This whole moving shenanigan has given me the privilege of spending time with some of my dearest friends. Unfortunately, our lives don't cross often enough. But, when someone declares relocation, the blessing of time is always made. In the past couple of weeks, I have seen several of my closest and oldest friends.
Jenni and I have been friends since high school. We rolled together, in our gang, The LOOPs. If you're curious, LOOPs stood for Last Ones On the Planet. It was spearheaded by, and thus, fairly exclusively limited to, the five core members. In essence, however, it extended to anyone who had not had "the sex." The tribe was concocted during our senior year when one by one by one, we discovered that another friend or acquaintance had thrown her virginity out the metaphorical window. It seemed, at times, that we were literally the last ones on the planet who thought it was worth saving. We are now both happily married and have had different life experiences since graduating from high school but, whenever we get together, I feel a little bit like Samantha and Teensy from Now & Then. Even though I'm no longer the actor and she, well, is.
Jayni is actually my most antique friend (that I am still in contact with). We became friends sometime during the year that I was seven and she was six. No matter how old, beautiful and successful Jayni gets, she will always be that scrawny little seven-year-old in the gigantic cast at my 8th birthday party. And the two of us have the gift of gab, indeed. I think you could put me on Mars for thirty years and then plop me down in Jayni's living room and the two of us would be able to talk for another twenty about the experience. The duo of Jayni and me is one of Troy's favorites. He finds us uproarious. It's good be to be found funny. We were never "best friends" but our steadfast friendship has endured 19 years...and counting.
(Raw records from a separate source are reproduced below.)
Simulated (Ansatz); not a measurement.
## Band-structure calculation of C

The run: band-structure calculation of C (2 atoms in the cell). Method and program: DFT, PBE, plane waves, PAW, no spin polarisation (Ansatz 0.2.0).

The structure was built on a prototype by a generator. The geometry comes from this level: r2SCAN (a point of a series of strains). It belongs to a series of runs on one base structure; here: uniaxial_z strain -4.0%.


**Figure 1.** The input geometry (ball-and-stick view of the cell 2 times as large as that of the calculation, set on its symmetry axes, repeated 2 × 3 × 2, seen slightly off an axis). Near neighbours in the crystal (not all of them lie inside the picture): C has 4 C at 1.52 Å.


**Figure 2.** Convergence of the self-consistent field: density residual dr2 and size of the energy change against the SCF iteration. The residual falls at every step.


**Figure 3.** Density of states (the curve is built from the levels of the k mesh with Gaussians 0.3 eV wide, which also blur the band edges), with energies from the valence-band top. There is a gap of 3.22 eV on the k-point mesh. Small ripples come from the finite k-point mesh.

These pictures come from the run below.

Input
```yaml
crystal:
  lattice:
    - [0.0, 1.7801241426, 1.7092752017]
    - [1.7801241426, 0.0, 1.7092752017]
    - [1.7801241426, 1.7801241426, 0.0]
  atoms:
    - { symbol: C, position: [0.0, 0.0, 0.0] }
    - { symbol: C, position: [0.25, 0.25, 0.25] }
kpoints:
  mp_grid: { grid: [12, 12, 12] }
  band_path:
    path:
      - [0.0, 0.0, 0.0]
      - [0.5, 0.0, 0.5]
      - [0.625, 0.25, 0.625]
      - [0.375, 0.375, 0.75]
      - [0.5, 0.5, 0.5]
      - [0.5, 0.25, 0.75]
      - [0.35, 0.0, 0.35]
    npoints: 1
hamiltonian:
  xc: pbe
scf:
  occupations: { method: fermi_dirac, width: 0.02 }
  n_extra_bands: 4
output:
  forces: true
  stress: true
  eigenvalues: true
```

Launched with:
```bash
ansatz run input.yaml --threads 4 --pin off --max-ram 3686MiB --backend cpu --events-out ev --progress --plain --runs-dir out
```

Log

Kelli was one of my roommates in college. She was one of my bridesmaids. I was one of hers. She now lives in Washington with her hubby but was down for a visit because she is also my token genius friend. Everyone needs one of those, by the way. She is getting her doctorate from UCSD and had to have meetings or something or other on the campus, so she killed two birds with one stone and got together with me while she was here. Kelli is just one of the nicest people I know. For example, in college, during freshman year, my roommate and I were oil and water and it was Kelli's (and Michelle's) room that I slept in when I decided to pretty much move out of my room. Through the huge trial of living with someone who blew her hair dry two feet from my sleeping head, God blessed me with a lifelong friend.
I hated Kristin when I met her. The story is long and involves the pathological liar, but all that really matters is that it took me about two months to realize that Kristin was, indeed, a good apple. One of the best, in fact. It might have had something to do with the beached whale costume. Kristin and I are really quite different. She's talent and, well, I am enthusiasm. She gets lost every time she comes to my house but seems to have mastered the New York subway system, a network of trains and tracks and entrances and exits that boggles my mind. But even though she has a propensity toward misplacing herself, she braved the freeways and came to visit me because she's swell like that.
Cassie/Cassandra moved to Ramona when we were in the 2nd grade. We were insta-best friends for a year. Then we had some kind of elementary fallout and loathed one another until middle school. From then on we were extremely close again, taking production classes together, swimming on the same year-round team and the Varsity high school team together, going on camping trips, etc. At age seven, we pretended to stage plays in her basement. At age 14, we pretended to be famous. At age 18, we pretended that college wouldn't distance us. It did, as college often does, but you can put us in a kitchen, around plates of Caesar salad, and it's like we're those same little kids. We run in different crowds, but then, we kind of always did. Our lives are as different as night as day. She takes a taxi around New York City and flies to Norway for the weekend and I drive my Santa Fe with the baby in the backseat. Still, sitting at her table, laughing and learning about her life, I can't help but catch a glimpse of the teenagers we once were, running down to the basement to finish a project, or the seven-year-olds off to put the finishing touches on their play.
These are a few of my good friends. They are diamonds in the rough. Of course I have others, these are just the ones that I have seen over the past two weeks. Others are in their own cities in their own states with their own lives and I miss them. I once had a picture framed in my room that said, "Dear friends are like antiques. They become more precious as time goes by." I've been friends with Jenni for about eleven years, Jayni for nineteen, Kelli for eight, Kristin for seven, and Cass for one plus thirteen. It's true. They are all so much more lovely to me than the day I met them.